Saturday, August 27, 2016

Hey Publishing World: Christianity is Diverse, Too




I see a lot of #PubRants about diversity. That's awesome. That's really awesome. As someone who has mixed race heritage, has grown up in largely diverse neighborhoods, and who has friends of all backgrounds and stories, it's really important to me. But like any demographic, I get frustrated when I see my own stereotyped.

Except I'm not talking about race or sexuality. I'm talking about religion.

I kept track this week of how many times on Twitter I saw the words "Christian" used by people (those involved in the publishing industry to any degree). I saw it a few dozen times. Every single time it was in a harshly negative sense, combined with often with the word "white" and related to topics such as abuse, sexism, rape culture, and hatred. And I want to tear my hair out sometimes because I am a Christian, and I have never been a victim of nor a participant in abuse, sexism, rape culture, nor hatred. While some have, most have not.

A few months ago, I looked up the book Devoted. Now, before I go on, let me clarify that I only read of much of it as was available on Amazon, mostly because I am extremely broke (which is sad because I love books.) However, it made me upset rather quickly for a number of reasons. I recognize that the story set forth in Devoted is based off of real, legitimate situations and those stories break my heart. No one should have to go through such suppression.

However, from what I see all over the internet, especially Twitter (where I am an active but rather politically silent participant), the attitude towards Christians is a general one. A general one that assumes we are all like the families presented in Devoted, and not necessarily in lifestyle, but more in the way we treat each other, those we disagree with, our women, and our children. Essentially, people outside of Christianity box it in generally in the "suppressive" and "offensive" box simply based on its some of its members' political stances.
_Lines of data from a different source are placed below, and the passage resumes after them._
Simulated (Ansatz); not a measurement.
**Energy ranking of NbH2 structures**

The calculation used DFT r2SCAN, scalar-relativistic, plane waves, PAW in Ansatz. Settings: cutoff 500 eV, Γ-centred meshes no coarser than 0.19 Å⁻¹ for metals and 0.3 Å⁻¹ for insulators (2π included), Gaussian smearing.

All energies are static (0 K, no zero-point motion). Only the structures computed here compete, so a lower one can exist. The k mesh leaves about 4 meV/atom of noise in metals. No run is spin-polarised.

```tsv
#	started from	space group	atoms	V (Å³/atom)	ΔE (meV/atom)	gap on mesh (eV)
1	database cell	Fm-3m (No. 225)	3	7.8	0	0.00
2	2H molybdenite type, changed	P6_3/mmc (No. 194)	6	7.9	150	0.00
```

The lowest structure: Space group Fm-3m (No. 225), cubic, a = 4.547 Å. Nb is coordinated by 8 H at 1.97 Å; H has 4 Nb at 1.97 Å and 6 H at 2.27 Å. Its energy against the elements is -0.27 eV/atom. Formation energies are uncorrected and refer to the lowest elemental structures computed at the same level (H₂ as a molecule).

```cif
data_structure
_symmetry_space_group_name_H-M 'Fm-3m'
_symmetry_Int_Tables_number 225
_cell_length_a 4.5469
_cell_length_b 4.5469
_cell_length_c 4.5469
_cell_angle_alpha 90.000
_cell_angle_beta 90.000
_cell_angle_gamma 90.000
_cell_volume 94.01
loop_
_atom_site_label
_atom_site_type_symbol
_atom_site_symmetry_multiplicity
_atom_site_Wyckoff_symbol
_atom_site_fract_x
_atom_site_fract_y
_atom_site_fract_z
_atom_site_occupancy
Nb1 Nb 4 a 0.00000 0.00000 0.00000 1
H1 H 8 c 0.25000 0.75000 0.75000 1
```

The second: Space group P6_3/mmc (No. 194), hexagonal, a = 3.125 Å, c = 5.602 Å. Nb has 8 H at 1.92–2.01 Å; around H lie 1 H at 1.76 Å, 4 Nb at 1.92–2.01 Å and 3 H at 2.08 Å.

I recognize that some people have been victims of severe mistreatment, emotional abuse, and (many more) historically, death, in Christian environments and circles. These are real stories and horrors and realities and they are awful. They are disgusting. However, (and not to excuse it in the least) in all reality, this is true of every religion, and is not so much because of the religion as because of those who hold to it (again, there are exceptions in certain circles, but you simply CANNOT say a 11th century German mercenary who fought in the Crusades and murdered Jewish children for kicks is the same as your friendly elderly lady down the street that attends the local Baptist church just because they both held to the label "Christian"). We in the Twitterverse (with the exception of trolls, but don't let trolls define a demographic, either) do this with all other religions and those who hold to them, whether they follow Islam, Mormonism, Paganism, Hinduism, etc. It's about time we start being consistent and doing the same with Christianity.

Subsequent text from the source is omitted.